The origin of hyperferroelectricity in Li$B$O$_3$ ($B$=V, Nb, Ta, Os)

TL;DR

This study uses first-principles calculations to explore the electronic and structural origins of hyperferroelectricity in Li$B$O$_3$ compounds, revealing that short-range interactions drive hyperferroelectric instability, unlike proper ferroelectrics.

Contribution

It identifies Li$B$O$_3$ as hyperferroelectrics with a novel instability mechanism driven by short-range interactions, expanding understanding of ferroelectric materials.

Findings

Li$B$O$_3$ compounds are hyperferroelectrics with unstable longitudinal optic phonon modes.

The ferroelectric-like instability in LiOsO$_3$ is a special case of hyperferroelectricity.
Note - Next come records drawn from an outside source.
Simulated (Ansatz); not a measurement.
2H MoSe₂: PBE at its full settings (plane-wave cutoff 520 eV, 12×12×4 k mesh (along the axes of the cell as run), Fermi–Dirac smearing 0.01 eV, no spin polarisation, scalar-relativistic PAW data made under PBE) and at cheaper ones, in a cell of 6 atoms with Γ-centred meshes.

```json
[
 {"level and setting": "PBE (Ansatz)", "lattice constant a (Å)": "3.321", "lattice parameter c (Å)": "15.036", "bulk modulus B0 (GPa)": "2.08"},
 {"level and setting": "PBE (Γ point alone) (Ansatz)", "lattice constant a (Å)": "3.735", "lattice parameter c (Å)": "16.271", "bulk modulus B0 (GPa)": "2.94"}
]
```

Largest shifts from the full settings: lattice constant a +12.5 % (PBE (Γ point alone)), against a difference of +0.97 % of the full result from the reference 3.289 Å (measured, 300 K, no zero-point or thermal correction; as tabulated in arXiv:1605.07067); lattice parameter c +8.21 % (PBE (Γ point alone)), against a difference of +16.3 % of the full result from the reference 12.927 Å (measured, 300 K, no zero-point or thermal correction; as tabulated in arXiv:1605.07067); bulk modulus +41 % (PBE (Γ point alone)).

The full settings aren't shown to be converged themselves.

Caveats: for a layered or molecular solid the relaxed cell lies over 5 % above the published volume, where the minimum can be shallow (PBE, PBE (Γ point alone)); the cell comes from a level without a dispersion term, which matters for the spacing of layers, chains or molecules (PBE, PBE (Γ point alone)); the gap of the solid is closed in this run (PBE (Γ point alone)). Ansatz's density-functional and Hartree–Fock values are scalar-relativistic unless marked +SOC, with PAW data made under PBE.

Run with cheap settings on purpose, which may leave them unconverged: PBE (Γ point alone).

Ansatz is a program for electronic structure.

Hyperferroelectric instability is driven by short-range interactions, not long-range Coulomb forces.

Abstract

The electronic and structural properties of Li$B$O$_3$ ($B$=V, Nb, Ta, Os) are investigated via first-principles methods. We show that Li$B$O$_3$ belong to the recently proposed hyperferroelectrics, i.e., they all have unstable longitudinal optic phonon modes. Especially, the ferroelectric-like instability in the metal LiOsO$_3$, whose optical dielectric constant goes to infinity, is a limiting case of hyperferroelectrics. Via an effective Hamiltonian, we further show that, in contrast to normal proper ferroelectricity, in which the ferroelectric instability usually comes from long-range coulomb interactions, the hyperferroelectric instability is due to the structure instability driven by short-range interactions. This could happen in systems with large ion size mismatches, which therefore provides a useful guidance in searching for novel hyperferroelectrics.